As for the Science department, Ms. Thomas will be starting Electrical Engineering, a course that will build on the fundamental engineering design principles that were introduced to all Bronx Science students in Elements of Engineering. In the fall term, students will study and design analog circuits, focus on hands-on applications of important circuit elements, and build their own telegraphs and ammeters. The spring semester will be devoted to digital electronics, during which students will build their own logic gates and binary calculators, and program responsive circuits using Arduinos. While necessary programming skills will be taught, no prerequisite knowledge is required. “Circuits is my favorite unit to teach in Regents Physics, so I’m very excited to offer a full-year course on the topic! In physics classes, the focus is on the theory behind circuits, whereas this class is going to focus on useful applications and building cool projects,” said Ms. Thomas. If you loved Elements of Engineering or the circuits unit in physics, Electrical Engineering is the course for you!

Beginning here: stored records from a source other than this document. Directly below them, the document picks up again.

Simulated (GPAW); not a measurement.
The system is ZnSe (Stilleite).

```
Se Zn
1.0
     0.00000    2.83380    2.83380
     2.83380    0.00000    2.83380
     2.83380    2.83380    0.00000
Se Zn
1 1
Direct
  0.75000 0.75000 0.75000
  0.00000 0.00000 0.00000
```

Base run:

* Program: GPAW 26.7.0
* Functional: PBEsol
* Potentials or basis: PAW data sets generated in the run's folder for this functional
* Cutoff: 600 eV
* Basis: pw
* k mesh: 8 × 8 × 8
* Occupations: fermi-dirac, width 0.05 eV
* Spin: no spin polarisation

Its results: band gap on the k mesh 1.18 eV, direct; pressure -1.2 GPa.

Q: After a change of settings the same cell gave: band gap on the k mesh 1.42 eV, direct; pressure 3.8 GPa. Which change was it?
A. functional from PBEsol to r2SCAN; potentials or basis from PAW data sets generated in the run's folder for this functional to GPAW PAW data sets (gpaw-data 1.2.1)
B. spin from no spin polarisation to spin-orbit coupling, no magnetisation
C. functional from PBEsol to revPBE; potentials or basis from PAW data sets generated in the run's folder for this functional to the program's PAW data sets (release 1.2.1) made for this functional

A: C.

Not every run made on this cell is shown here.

The humanities sector of Bronx Science has been devoted to encouraging students to cultivate interests beyond traditional subjects. Race and Gender is one of two new humanities courses that will follow this theme. In traditional AP and Honors courses, students scramble for grades at the expense of intellectual curiosity. Race and Gender will be a project-based course that will investigate the historical roots of persistent gender and racial hierarchies and inequalities in present-day America. Current events will play a major role and will provide the topics of weekly Socratic Seminars and presentations. The course detracts from the reputable thirst for AP credits while still demonstrating the depth and seriousness that appeals to colleges. “I started incorporating current events in my lessons about three to four years ago. During this time, I noticed that topics relating to race, ethnicity, religion, and gender were constantly at the center of our class discussions,” said Ms. Kountourakis, who will be teaching Race and Gender. The class will be a great addition because students will be researching and discussing topics with ample societal significance, topics that all Bronx Science students will inevitably face. This course will provide a place for students to learn how the power dynamics of the United States still influence our societal “norms,” as well as gain the knowledge necessary to be informed young adults and agents of positive change. “I feel truly compelled to not just keep current events going but to also propose a course that provides a place for students to gain accurate information on these issues as well as learn how they connect to our modern understanding of race, ethnicity, and gender in society today,” said Ms. Kountourakis.

Samama Moontaha
Ms. Steiker, the faculty advisor of the Bronx Science Model UN Team, takes great pride in mentoring her student delegates in preparations for collegiate conferences.

Model United Nations (MUN) is an extracurricular activity in which students role-play United Nations delegates and simulate UN committees. The Bronx Science Model United Nations Team is made up of a close-knit group of passionate, committed, and scholarly students who regularly participate in local and collegiate conferences. Bronx Science will be bringing back the AP Human Geography curriculum, but this time, it will follow the MUN simulation format. By expanding the team into a course, the school will provide an alternative way of learning while helping students develop skills that a traditional classroom cannot provide. The key element is engaging in discourse over problem-solving in key geopolitical, cultural and economic sectors around the world. Although they’re related, the course and team are separate, and you do not need to be a team member to take the class. However, the course will help juniors and seniors to fast-track onto the Model United Nations Team if they want to attend conferences. “Because the debate activity is centered around the human geography framework, it allows for a more extensive discourse on human development in our global society on a variety of academic levels (incorporating statistics, environmentalism, economics, politics and cultural studies to global problem solving). Students will also learn to become negotiators, solution-oriented individuals, and learn how to be more effective public speakers,” said Ms. Steiker, faculty advisor of the MUN Team. Students will work on public speaking exercises such as speech making and negotiating skills, while learning the content in preparation for the simulation seminar and the AP Human Geography exam.

Bronx Science proudly encompasses the spirit and commitment to letting students learn about what they love rather than what they ‘should’ be learning. With these new changes to the Bronx Science course guide, our school will become an even more enjoyable and productive place for teachers and for students. The 2020-2021 school year is packed with opportunitie,s and we hope that students take full advantage of that during course selection.

“I feel truly compelled to not just keep current events going but to also propose a course that provides a place for students to gain accurate information on these issues as well as learn how they connect to our modern understanding of race, ethnicity, and gender in society today,” said Ms. Kountourakis.